Review: X-MEN: APOCALYPSE is a Bloated Disappointment with a Few Flashes of Brilliance
X-Men: Days of Future Past was my favorite of the X-Men movies, so I'm disappointed to report that Apocalypse is one of the weakest entries in the franchise so far.
The film begins in ancient Egypt, with an elderly, all-powerful mutant (Oscar Isaac) attempting to transfer his consciousness into a strapping young body in order to continue his streak of immortality. An uprising occurs during the ceremony; he makes the jump to the new body, but he's buried under the rubble of a collapsed pyramid and placed in some sort of magical sleep stasis to survive. Millennia later, CIA agent Moira MacTaggert (Rose Byrne) ends up accidentally unleashing him, and across the world in Charles Xavier's (James McAvoy) X-Mansion, Apocalypse's presence causes a young Jean Grey (Sophie Turner) to have nightmarish visions about the end of the world. As Apocalypse recruits his new sidekicks (known as the Four Horsemen), Mystique (Jennifer Lawrence) does some recruiting of her own, and eventually they all throw down in a battle for the fate of the planet.

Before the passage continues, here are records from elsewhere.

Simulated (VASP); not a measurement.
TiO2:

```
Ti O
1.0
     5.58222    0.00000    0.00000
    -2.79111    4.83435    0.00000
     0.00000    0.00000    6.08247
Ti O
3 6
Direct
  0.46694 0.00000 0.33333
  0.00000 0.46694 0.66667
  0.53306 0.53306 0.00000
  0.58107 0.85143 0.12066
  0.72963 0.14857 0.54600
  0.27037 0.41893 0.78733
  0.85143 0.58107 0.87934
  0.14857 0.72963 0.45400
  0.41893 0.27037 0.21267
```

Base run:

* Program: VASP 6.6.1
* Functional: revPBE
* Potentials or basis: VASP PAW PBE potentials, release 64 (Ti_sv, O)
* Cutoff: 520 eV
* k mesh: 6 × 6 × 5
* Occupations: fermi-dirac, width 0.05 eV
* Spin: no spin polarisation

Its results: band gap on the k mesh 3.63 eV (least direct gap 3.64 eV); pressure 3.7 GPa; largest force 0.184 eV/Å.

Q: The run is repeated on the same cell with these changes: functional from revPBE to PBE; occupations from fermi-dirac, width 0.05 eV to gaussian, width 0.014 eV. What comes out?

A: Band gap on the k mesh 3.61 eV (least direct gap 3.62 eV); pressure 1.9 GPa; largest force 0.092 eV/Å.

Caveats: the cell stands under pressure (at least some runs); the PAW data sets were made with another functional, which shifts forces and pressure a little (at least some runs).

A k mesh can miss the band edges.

Before I get into why I was disappointed with the movie, I want to praise the aspects of it I enjoyed. Let's break it down into bullet points:
- After Mystique saved the President from Magneto at the end of the last movie, she's become an inspiring figure to the younger class of mutants. Even Storm (Alexandra Shipp), a Cairo thief who becomes one of the Horsemen, has a poster of Mystique on her wall and looks up to her as a freedom fighter. Despite Jennifer Lawrence being an Oscar-winning actress, her take on Mystique has never really done much for me in these movies, but giving her this added layer and seeing how she deals with that attention goes a long way in making her a more interesting character.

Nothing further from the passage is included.